Skip to content

services

services

Service layer for the web UI.

Services handle reading data from the filesystem and transforming it into the models used by the API.

StatusService(status_dir: Path)

Service for reading job status from the filesystem.

When a JobCache is attached (via set_cache), list operations are served from the in-memory cache instead of walking the filesystem on every request. Single-job lookups still hit the filesystem for maximum freshness.

set_cache(cache) -> None

Attach a JobCache instance to serve list queries from memory.

list_all_jobs(project: Optional[str] = None, group: Optional[str] = None, status: Optional[JobStatus] = None, limit: int = 100) -> list[JobMetadata]

List all jobs, optionally filtered by project/group/status.

Jobs are returned sorted by start_time (most recent first).

get_job(project: str, group: str, name: str, run_id: str) -> Optional[JobMetadata]

Get a specific job by its identifiers.

Always reads from filesystem for maximum freshness on detail pages. Falls back to cache if the filesystem read fails or file is missing.

get_job_runs(project: str, group: str, name: str) -> list[JobMetadata]

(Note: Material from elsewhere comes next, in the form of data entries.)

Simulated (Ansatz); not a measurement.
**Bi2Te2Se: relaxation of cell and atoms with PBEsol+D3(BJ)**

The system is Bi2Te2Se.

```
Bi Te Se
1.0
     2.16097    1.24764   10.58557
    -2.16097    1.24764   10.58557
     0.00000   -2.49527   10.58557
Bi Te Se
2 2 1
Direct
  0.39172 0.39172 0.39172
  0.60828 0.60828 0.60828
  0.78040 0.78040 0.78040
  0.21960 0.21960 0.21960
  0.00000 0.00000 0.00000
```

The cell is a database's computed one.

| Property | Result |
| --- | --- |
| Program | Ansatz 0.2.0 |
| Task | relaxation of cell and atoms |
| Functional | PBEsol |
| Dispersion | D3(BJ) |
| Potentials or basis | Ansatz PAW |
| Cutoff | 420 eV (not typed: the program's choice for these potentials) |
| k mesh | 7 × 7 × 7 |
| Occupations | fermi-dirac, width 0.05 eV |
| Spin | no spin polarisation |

Get all runs for a specific job name.

list_projects() -> list[ProjectSummary]

List all projects with summary stats.

get_running_jobs() -> list[JobMetadata]

Get all currently running jobs, excluding stale ones (no heartbeat >5min).

get_recent_jobs(hours: int = 24, limit: int = 50) -> list[JobMetadata]

Get jobs started within the last N hours.

get_dashboard_stats() -> DashboardStats

Get aggregated stats for the dashboard.

delete_job(project: str, group: str, name: str, run_id: str) -> bool

Delete a specific job run. Returns True if successful.

CheckpointService(checkpoints_dir: Path)

Service for browsing checkpoints.

list_all_checkpoints(project: Optional[str] = None, group: Optional[str] = None, job_name: Optional[str] = None, limit: int = 100) -> list[CheckpointInfo]

List all checkpoints, optionally filtered.

Returns checkpoints sorted by creation time (most recent first).

get_checkpoint(project: str, group: str, job_name: str, suffix: str) -> Optional[CheckpointInfo]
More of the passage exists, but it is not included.